Playing the early levels of “Hitman 2” gave me an immediate sense of déjà vu.
I was instantly reacquainted with the controls and objectives of the game’s handful of levels because of my experience with 2016’s “Hitman,” but the games immediately felt too similar. In fact, “Hitman 2” even uses the exact same tutorial mission from the previous game. I had to make sure I was playing the right game before continuing my review.
The similarities—good and bad—didn’t stop there.
With the return of the series’ classic puzzle-like missions where you have to kill only a handful of targets in crowded areas without being discovered came a return I was much less excited about: The glitches and poor controls that marred the previous game are back in the most-recent entry. Considering the game also allows you to play the original “Hitman” levels as well, “Hitman 2” feels like a years-late downloadable add-on to the 2016 game instead of a true sequel. That’s not necessarily a bad thing, but I was left wanting more.
There is one significant difference: Whereas “Hitman” levels were released one at a time as individual episodes, all of “Hitman 2’s” levels are included together right off the bat. The game allows you to play each one as you want, and the freedom is so great that you don’t even need to play them in order. This is a true testament to just how much of a throwaway the game’s plot is.
The premise of each level is simple: Wander around a huge level full of characters, identify a handful of targets you’re tasked with disposing of and silently eliminate them. What makes the game complicated and had me coming back for more are the myriad ways you can dispatch your foes.
In one early level, I had to kill a race car driver. I disguised myself as a mechanic by knocking one out and hiding his body. Donning his uniform, I loosened my target’s tire during a pit stop, and she immediately crashed and died. That’s one of four or five ways I could have killed her besides just running up to her and shooting her, which is always an option.
Each level is stuffed with fun challenges that hint at the clever ways you can dispatch your foes. You can poison them, trigger freak accidents, drown them in toilets and much more. For better or worse, the game allows you to save, kill a foe one way and reload the save to try killing them another way to nab more challenges in a single run.
The method saves time, but it upsets the pacing of the game and reduces the consequences of getting caught or making a mistake because a recent save is always only a simple reload away. It’s annoying that the load times are as long as they are when the game almost blatantly encourages you to save and reload to experiment with levels.
“Hitman 2” is obviously a stealth game, and that’s where it shines. Once you’re in an open firefight, (which is a sign you should reload a recent save anyway), the controls fall apart. Player character Agent 47’s aim is awful, and gun play is basically terrible all around. Luckily, open combat is never required or even encouraged.

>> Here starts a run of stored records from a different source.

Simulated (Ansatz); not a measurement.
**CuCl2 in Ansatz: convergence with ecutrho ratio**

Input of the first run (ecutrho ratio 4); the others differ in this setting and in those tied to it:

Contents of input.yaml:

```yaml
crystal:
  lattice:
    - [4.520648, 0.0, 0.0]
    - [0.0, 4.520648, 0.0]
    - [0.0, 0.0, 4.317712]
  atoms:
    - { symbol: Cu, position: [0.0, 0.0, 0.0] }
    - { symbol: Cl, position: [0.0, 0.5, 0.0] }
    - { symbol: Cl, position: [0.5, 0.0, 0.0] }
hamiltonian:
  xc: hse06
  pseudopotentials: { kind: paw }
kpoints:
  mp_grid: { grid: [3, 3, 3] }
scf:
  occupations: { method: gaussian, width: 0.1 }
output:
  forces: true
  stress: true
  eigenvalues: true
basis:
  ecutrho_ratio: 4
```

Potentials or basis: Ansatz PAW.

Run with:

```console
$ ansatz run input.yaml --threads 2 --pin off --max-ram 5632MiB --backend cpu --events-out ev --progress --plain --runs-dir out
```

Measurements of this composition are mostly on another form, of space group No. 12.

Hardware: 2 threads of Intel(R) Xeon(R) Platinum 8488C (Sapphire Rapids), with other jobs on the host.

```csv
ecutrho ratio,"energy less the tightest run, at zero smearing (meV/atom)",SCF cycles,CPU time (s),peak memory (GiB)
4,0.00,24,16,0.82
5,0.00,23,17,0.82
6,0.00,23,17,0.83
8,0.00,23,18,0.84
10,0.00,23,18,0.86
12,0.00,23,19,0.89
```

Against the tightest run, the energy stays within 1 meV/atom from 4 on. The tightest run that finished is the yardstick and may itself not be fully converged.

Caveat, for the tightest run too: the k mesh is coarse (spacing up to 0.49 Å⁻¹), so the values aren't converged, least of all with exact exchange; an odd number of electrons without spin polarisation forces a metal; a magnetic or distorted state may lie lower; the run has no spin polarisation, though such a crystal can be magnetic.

The game also has glitches that diminish the experience. Bodies float randomly, characters clip through one another, and enemies miss shooting me by several feet when I’m standing right in front of them. None of these issues breaks the game, but they delude an otherwise solid action experience.
Just like in the previous game, “Hitman 2” allows you to set up contracts of your own. You’re dropped into a level and kill a target, and your score and actions are recorded for other players to attempt to beat. It’s a nice way to add even more value to an already highly replayable experience.
One quick level “Hitman 2” adds is different from all others and actually became one of my favorites. Agent 47 is poised on a cliff in front of a mansion with a sniper rifle and tasked with shooting over a dozen enemies without anyone noticing. The firefights in “Hitman 2” might be awful, but the sniping is solid. I hope more similar levels are released soon.
Bottom line
“Hitman 2” feels almost too similar to the 2016 entry in the series. The handful of levels are just as full, fun and stuffed with creative ways to dispatch your foes, but the experience suffers from familiar glitches and awful gun play. The game doesn’t feel like a step up from the previous entry but more as an expansion to a two-year-old game. Still, fans of puzzle-like stealth action will find just as much to love with “Hitman 2” as the last game.
Final score: 7/10
“Hitman 2” was reviewed on the Xbox One with a digital copy provided by the publisher's PR agency, fortyseven communications.